Plaintiffs' reliance on the "effective vindication" doctrine is misplaced. The doctrine, at its core, requires application of the FAA unless the FAA's mandate has been "overridden by a contrary congressional command." Am. Express Co. v. Italian Colors Rest., 570 U.S. 228, 233, 133 S.Ct. 2304, 186 L.Ed.2d 417 (2013) (internal quotations omitted). Because state law simply cannot demonstrate a federal congressional command, plaintiffs' claims cannot rely on Green Tree's "effective vindication" doctrine. See Italian Colors, 570 U.S. at 252, 133 S.Ct. 2304 (" AT & T Mobility involved a state law, and therefore could not possibly implicate the effective-vindication rule.... Our effective-vindication rule comes into play only when the FAA is alleged to conflict with another federal law.") (Kagan, J. dissenting); see also Ferguson v. Corinthian Colls., Inc., 733 F.3d 928, 936 (9th Cir. 2013) ("The ‘effective vindication’ exception, which permits the invalidation of an arbitration agreement when arbitration would prevent the ‘effective vindication’ of a federal statute, does not extend to state statutes."); Keyes v. Ayco Co., L.P., 1:17-CV-00955, 2018 WL 6674292, at *6 (N.D.N.Y. Dec. 19, 2018) ("Plaintiff's claims against the Individual Defendants, however, are brought under state law. Plaintiff does not cite to any authority, nor is the Court aware of any, declining to enforce an arbitration clause as a matter of federal law on the ground that the arbitral rules burden the plaintiff's ability to vindicate his or her state-law claims.") (internal quotation omitted) (citing Crewe v. Rich Dad Educ., LLC, 884 F. Supp. 2d 60, 78 (S.D.N.Y. 2012) ); Frankel v. Citicorp Ins. Servs., Inc., No. 11-CV-2293, 2014 WL 10518555, at *10 (E.D.N.Y. Aug. 12, 2014). Even in the absence of the "effective vindication" doctrine, excessive fees would, at some point, render a delegation clause substantively unconscionable. Although no appellate authority in this state has appeared to address this issue, the court is guided by the doctrine of unconscionability as applied by courts to other contracts and considers whether the record before the court presents the "rare case" where "a provision of a contract [is] so outrageous as to warrant holding it unenforceable based on substantive unconscionability alone." DaimlerChrysler Ins. Co., 762 F. Supp. 2d at 422.

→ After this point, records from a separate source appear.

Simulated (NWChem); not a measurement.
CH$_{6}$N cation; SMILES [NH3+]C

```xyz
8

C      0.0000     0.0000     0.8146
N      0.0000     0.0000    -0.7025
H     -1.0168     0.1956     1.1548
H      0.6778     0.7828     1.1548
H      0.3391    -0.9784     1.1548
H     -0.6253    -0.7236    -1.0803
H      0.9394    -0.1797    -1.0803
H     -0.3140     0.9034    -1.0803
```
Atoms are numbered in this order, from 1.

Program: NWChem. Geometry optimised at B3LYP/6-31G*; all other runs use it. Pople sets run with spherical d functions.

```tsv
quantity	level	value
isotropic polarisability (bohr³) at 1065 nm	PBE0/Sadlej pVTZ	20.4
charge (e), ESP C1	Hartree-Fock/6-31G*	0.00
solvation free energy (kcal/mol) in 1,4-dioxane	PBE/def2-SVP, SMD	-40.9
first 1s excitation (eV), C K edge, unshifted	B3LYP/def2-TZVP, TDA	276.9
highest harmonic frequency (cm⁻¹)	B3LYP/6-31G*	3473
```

The court nevertheless notes that other "courts have applied Green Tree's framework generally to evaluate claims that arbitration costs render arbitration agreements unconscionable under state law." Damato v. Time Warner Cable, Inc., No. 13-CV-994, 2013 WL 3968765, at *10 n.11 (E.D.N.Y. July 31, 2013) ; see also Adamson v. Foulke Mgmt. Corp., No. 08-4819 (JBS/KMW), 2009 WL 5174642, at *7 (D.N.J. Dec. 18, 2009) ; Muhammad v. Cty. Bank of Rehoboth Beach, Del., 189 N.J. 1, 912 A.2d 88, 102 (2006) ; Thomas v. CM Securities, No. CV-095033527S, 2010 WL 3038503, at *9 (Conn. Super. Ct. 2010). The court remains unpersuaded that Green Tree's "effective vindication" doctrine applies to state law claims. The courts that have done so do not explain how the "effective vindication doctrine"—which requires a federal congressional command—applies to state law claims.
Here, Plaintiffs have failed to meet their burden of establishing substantive unconscionability as to the cost-sharing provision. See D'Antuono, 789 F. Supp. 2d at 327 (noting that the burden of establishing unconscionability lies with the party asserting it as a contract defense). Both Billie and Reeves state that the fees associated with arbitration (including the filing fees) would impose a significant financial hardship and that they would therefore likely drop their claims. Billie Decl. ¶¶ 9, 10; Reeves Decl. ¶¶ 9, 10. However, the record before the court is incomplete both as to the fees likely to be incurred and to the plaintiffs' financial situation. As to the fees, plaintiffs bear the burden of showing the "likelihood of incurring such costs." Valdes v. Swift Transp. Co. Inc., 292 F. Supp. 2d 524, (S.D.N.Y. 2003). They have met this burden as to the initial filing fee of $925. However, Plaintiffs' assertion that Reeves' arbitration would require three arbitrators (and thus require a filing fee of $4,400) is, at this point, speculative. Under the terms of the Reeves Release, a panel of three arbitrators would only be required where the initial claim involves $50,000 or more. See Reeves Release § 4(d). The Complaint seeks withheld wages, penalty damages, and refunding of all franchise fees and additional business fees paid by class members. See Compl. p. 11. However, Plaintiffs have not alleged that Reeves' claims against CNA would exceed $50,000. Therefore, under the AAA Fee Schedule, for claims involving less than $75,000, Plaintiffs would be responsible for an initial filing fee of $925. See AAA Fee Schedule, available at: http://info.adr.org/feeschedule/. Based on the record before the court, any costs beyond the initial filing fee are, at this point, speculative. Plaintiffs' claims are especially speculative in light of Rule 53 of the AAA Rules, which state that "[t]he AAA may, in the event of extreme hardship on the part of any party, defer or reduce the administrative fees." See AAA Rules § R-53; see also Valdes, 292 F. Supp. 2d at 534 (enforcing arbitration agreement despite plaintiff's claim of financial burden in light of AAA's hardship provision).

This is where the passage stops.